IN THE MEANTIME, the Mexican raids on the southwestern frontier continued unabated throughout the summer and into the fall of 1841. Early in June Kinney & Aubrey were reported doing an excellent business with the Mexican traders.[1]  Philip Dimitt, James Gourlay of Lamar and late a resident of Matamoros[2]  and John Sutherland, with the assistance of James C. Boyd and William Thompson, employees, began in May 1841, the establishment of a trading post on the Laguna Madre, near Flour Bluff, in the Corpus Christi area in competition with Aubrey and Kinney, whom they accused of having treasonable relations with the Mexican authorities on the Río Grande, particularly at Matamoros. Dimitt's establishment, located near the head of Padre Island[3]  about fifteen miles below Aubrey & Kinney's rancho and about twenty-five miles southeast of the mouth of the Nueces was expected to cut into the latter's "excellent business with the Mexican traders."[4]  Stephen W. Farrow and Henry Graham, traders, also resided nearby. In May, after the establishment of his competitor in a more favored position, Kinney paid a visit to Arista's headquarters, and was reported on June 9 as having received assurance from him that he would not be molested.[5]

On July 1, 1841, without a single vessel afloat in the Gulf, the Mexican government declared the ports of Texas and Yucatán to be in a state of blockade and prohibited the introduction of the products of

1. Telegraph and Texas Register (Houston), June 9, 1841.

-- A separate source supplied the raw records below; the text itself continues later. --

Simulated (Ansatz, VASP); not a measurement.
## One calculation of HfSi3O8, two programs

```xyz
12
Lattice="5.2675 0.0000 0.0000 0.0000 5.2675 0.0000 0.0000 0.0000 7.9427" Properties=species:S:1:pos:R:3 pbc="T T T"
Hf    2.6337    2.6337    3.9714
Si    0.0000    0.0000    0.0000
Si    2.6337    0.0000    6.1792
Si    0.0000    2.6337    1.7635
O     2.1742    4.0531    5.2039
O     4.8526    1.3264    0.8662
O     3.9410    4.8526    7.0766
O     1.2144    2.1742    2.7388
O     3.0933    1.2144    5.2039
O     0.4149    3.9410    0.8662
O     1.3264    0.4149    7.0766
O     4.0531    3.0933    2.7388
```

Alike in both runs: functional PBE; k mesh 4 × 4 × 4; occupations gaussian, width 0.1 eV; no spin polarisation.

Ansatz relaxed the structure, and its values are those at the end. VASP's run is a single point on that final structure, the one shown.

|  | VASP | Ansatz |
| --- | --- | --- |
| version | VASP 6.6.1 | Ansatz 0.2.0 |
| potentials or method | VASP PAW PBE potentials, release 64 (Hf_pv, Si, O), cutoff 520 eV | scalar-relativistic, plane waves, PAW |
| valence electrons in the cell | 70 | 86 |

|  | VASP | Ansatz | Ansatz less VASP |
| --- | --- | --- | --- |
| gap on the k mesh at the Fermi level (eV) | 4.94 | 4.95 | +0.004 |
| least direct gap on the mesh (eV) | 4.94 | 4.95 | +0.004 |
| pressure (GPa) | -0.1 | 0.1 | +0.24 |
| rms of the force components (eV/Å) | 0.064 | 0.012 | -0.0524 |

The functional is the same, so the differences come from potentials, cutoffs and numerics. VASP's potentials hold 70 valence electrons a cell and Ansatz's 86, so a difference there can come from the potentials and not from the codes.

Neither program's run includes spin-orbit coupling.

2. Reuben M. Potter to Genl. M. B. Lamar, Velasco, Nov. 26, 1838, in Lamar Papers, V, 218.

3. Vicente Sánchez described the location as on Padre Island, near its head. Vicente Sánchez á Sr. general commandante de la 2a Brigada de la la Division del Cuerpo de Ejército del Norte D. Pedro de Ampudia, Matamoros, Julio 9 de 1841, in El Ancla (Matamoros), July 12, 1841.

4. Telegraph and Texas Register, June 9, 1841.

5. Ibid.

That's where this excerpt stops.